Pensacola: The Price of Ignoring Anti-US Islamic Terror

Illustration: NAS Blue Angel Pilot demonstration over Pensacola Beach by Mass Communication Specialist 3rd Class Andrew Johnson/Released [U.S. Navy photo U.S. government work] via Flickr

Illustration: NAS Blue Angel Pilot demonstration over Pensacola Beach by Mass Communication Specialist 3rd Class Andrew Johnson/Released [U.S. Navy photo U.S. government work] via Flickr

The roots of the December 2019 murder of three U.S. soldiers on the Pensacola Naval Air Station by an Islamic Saudi terrorist, are independent of U.S. policy in the Middle East, as are all previous cases of anti-U.S. and anti-Western Islamic terrorism.

For example, the launching of the anti-U.S. terror stampede by Iran’s ayatollahs was initiated in 1979, even while the U.S. supported the Ayatollahs ascension to power in Teheran and betrayed the Shah of Iran. Moreover, Erdogan’s intense support of Muslim Brotherhood terrorism, which has targeted the U.S. and all pro-U.S. Arab regimes and is aimed at advancing Erdogan’s vision to reestablish the Ottoman Empire and undermine U.S. interests, is in spite of Turkey’s NATO membership and the multi-year, mega-billion dollar U.S. investment in Turkey’s national security since 1947.

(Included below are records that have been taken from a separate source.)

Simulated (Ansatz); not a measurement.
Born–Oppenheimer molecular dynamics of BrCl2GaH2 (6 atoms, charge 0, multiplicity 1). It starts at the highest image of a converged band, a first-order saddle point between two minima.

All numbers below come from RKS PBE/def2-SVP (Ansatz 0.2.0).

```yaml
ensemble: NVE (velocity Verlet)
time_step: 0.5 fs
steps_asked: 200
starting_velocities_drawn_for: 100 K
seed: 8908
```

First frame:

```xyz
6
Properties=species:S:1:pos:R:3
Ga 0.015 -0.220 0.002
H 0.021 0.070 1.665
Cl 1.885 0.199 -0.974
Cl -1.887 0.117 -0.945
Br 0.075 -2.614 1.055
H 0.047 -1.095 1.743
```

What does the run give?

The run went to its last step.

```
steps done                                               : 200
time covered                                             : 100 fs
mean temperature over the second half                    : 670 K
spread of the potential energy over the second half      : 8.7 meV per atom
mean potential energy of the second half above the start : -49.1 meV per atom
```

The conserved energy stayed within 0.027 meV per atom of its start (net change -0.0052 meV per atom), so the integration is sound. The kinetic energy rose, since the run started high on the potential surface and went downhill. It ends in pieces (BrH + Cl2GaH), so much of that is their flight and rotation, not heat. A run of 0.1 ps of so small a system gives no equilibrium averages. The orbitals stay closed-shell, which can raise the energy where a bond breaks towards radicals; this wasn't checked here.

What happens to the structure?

Islamic rage and anti-Western terrorism are not driven by economic, social, or educational goals. The roots of Islamic rage against Western culture, in general, and the U.S. as the leader of Western democracies in particular, are nurtured by a worldview, which precedes the 1776 independence of the United States of America and the 1620 landing of the Early Pilgrims in New England.

According to Prof. Bernard Lewis, a world-leading expert on Islam and the Middle East, the anti-Western Islamic rage represents an early edition of a clash of civilizations:

“If the fighters in the war for Islam, the holy war ‘in the path of G-d,’ are fighting for G-d, it follows that their opponents are fighting against G-d…. The army is G-d’s army and the enemy is G-d’s enemy…. In the classical Islamic view, to which many Muslims are beginning to return, the world and all mankind are divided into two: the House of Islam… and the House of Unbelief, or the House of War, which it is the duty of Muslims ultimately to bring to Islam…. Muslims from an early date recognized a genuine rival — a competing world religion…. This was Christendom…. The struggle between these rival systems has now lasted for some 14 centuries. It began with the advent of Islam, in the 7th century…. It has consisted of a long series of attacks and counterattacks, jihads and crusades, conquests and re-conquests…. America had become the archenemy, the incarnation of evil, the diabolic opponent of all that is good, and specifically, for Muslims, of Islam….”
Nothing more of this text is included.